By Christine Byers
St. Louis Post-Dispatch
HILLSBORO, Mo.— A Jefferson County jury convicted former police officer Robert Brooks on Thursday of second-degree murder in the shooting death of his girlfriend, Amanda Cates, who also was a police officer.
After further deliberations, the jury then recommended a sentence of life in prison for the murder and 75 years in prison for a second charge of armed criminal action. A judge will decide later whether to accept that recommendation.
Cates, who was a Normandy police officer, was found in a pool of blood in the early morning of Aug. 29, 2006. She was shot in the right cheek, and the bullet severed a main artery.
Cates, 26, was found on the bathroom floor in the home she shared with Brooks and his 14-year-old daughter, Chelsea, in Crystal City.
Brooks, 38, a former Calverton Park police officer, showed little emotion when the guilty verdict was returned late Thursday afternoon after the jury had deliberated for three hours.
Several members of his family ran out of the courtroom crying, while Cates’ family wept quietly and embraced.
Brooks’ family declined to comment, and Cates’ family appointed her former police chief to speak for them.
“It’s difficult for the family to find any peace, because the peace they had was in the daughter they lost,” said Normandy Police Chief Douglas Lebert. “The only thing they have now is justice, and justice was served.”
The trial in Jefferson County Circuit Court lasted four days.
In his own tearful testimony, Brooks told the jury that Cates was the one who pointed a gun at him and that as he attempted to disarm her, the gun fired accidentally.
On the night of the shooting, he told a 911 dispatcher that he accidentally shot Cates because he thought she was an intruder.
When his lawyer, Brad Kessler, asked Brooks why he had lied, Brooks responded, “I was too embarrassed and ashamed.”

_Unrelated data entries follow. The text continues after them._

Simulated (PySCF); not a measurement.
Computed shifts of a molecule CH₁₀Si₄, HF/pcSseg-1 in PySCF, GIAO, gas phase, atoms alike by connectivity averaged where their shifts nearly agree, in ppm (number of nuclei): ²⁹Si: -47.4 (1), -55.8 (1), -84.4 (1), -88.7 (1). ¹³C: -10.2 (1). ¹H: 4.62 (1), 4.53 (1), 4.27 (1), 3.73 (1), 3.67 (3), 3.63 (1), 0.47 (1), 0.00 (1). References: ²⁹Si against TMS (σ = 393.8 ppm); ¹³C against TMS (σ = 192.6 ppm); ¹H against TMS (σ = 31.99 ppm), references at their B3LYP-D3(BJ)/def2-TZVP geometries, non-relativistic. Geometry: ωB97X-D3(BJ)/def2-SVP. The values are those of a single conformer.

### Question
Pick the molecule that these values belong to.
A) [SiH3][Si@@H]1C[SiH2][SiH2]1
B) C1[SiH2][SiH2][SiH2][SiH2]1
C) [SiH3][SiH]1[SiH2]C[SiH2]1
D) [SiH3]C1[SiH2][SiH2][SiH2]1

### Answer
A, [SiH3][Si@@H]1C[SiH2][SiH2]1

Jefferson County assistant prosecutor Steve Jerrell said Cates had her hands raised and her face turned to the right in a defensive position at the time she was shot. Several witnesses said Brooks admitted on the night of the killing to firing the weapon.
But in his testimony Wednesday, he said he did not know whose finger was on the trigger.
Inconsistencies in Brooks’ testimony, along with a written statement given by his daughter, led the jury to its decision, said Eric Bibbes, the jury foreman.
“There was a preponderance of evidence, and there was no way he could explain away all of the evidence against him,” Bibbes said. “It was an uphill battle for him. He hung himself on his own words.”
What kept the jury from convicting Brooks of first-degree murder was jurors’ inability to decide his mind-set at the time of the killing, Bibbes said. “We couldn’t say he thought before he did it,” Bibbes said.
Before the jury gave its recommendation on a sentence, four of Brooks’ family members spoke on his behalf. Each called him a good person.
Carolyn Cates spoke to the jury on behalf of her daughter, Amanda. Brooks cried during her testimony.
“My sorrow for Mr. Brooks is that he chose not to value my daughter’s life,” Carolyn Cates said. “But he knows the truth, and he will have to live with that for the rest of his life, and even for him that can’t be easy.”
Brooks will be sentenced on Oct. 12.